On User Interface

Last updated: 2011-12-15

I am passionate about user interface. After all, user interfaces (UI) are what link me to the human-made world. Looking at everyday objects or devices, I am sometimes happy to see well designed UI, and often disappointed by poorly thought out UI. This essay collects my observations from my interactions with different types of UI.

Bluetooth Headset On and Off Switch

Jabra Supreme Headset First, I believe this design originated from Motorola. I encounter this design first hand with my Jabra Supreme headset which I use with my iPhone. The mike boom is folded when not in use. Not only that will protect the boom and make the headset easier to store, it automatically switches the device off. Flipping the boom out automatically switches the device on.

Sunroof Dial Control

Audi Moonroof Jog Dial This is one of my favorite UI design. On Audi's, the sunroof control is a dial. How far you turn the dial from the close position sets the openning width of the sunroof. But since the dial is digital, or by-wired, you can turn and set the width quickly by turning the dial, and the actual sunroof will open to that width slowly via it's motor. You don't have to hold a "open" button down and wait for the sunroof to reach your desire openning width. This UI allows you to keep your hands on the steering wheel.

Time Adjustments

These days many devices have a clock on them. Microwaves, ovens, thermostats, clocks, VCR's are some examples. One class of device have a numeric keypad because the keypad is used for other purpose. For example, microwaves typically have a keypad to enter cooking time. VCR remotes may have a keypad if it is a combination remote that also control a TV. The keypad is used to access channels directly.

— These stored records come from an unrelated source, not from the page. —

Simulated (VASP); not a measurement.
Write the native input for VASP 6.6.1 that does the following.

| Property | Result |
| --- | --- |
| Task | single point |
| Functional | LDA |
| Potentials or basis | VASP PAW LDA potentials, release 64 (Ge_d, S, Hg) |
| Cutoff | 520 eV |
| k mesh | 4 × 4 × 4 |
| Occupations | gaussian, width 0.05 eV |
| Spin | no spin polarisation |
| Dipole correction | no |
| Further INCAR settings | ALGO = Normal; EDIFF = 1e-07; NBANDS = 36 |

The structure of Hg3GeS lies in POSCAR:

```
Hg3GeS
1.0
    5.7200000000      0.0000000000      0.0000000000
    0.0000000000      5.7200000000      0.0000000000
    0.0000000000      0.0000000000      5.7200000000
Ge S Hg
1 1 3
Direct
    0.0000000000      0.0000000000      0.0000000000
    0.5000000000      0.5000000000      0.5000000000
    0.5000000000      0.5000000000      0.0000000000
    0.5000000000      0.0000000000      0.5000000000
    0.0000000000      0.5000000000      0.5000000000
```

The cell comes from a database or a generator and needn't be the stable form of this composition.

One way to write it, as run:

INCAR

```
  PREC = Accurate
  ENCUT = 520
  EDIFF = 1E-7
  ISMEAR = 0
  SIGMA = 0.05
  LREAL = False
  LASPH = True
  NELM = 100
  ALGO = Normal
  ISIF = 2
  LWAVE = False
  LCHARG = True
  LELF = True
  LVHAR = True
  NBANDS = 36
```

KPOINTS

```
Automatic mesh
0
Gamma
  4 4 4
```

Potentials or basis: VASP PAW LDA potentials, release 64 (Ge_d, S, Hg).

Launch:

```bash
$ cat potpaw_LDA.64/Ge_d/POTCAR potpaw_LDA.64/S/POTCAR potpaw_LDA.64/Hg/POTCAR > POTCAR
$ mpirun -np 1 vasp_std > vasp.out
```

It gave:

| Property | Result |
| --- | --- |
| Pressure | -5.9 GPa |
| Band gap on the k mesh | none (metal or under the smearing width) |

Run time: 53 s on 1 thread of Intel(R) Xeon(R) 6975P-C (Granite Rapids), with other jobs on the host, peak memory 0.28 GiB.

The other class of devices only have directional buttons -- either a pair of "up/down" buttons, a single "advance" button, or a jog dial. Up/Down buttons are the common UI. For example, my alarm clock, mini stereo system and thermostats all have a pair of up/down buttons. On some devices, holding down the direction button for a little time, and the time adjustment advances faster. This allow you to zoom quickly to close in on the target time, then single clicking the button will advance the clock until the desire time is reached. Devices that does not have two direction button, but a single advance button, make it very painful to go back if you shoot pass the target time.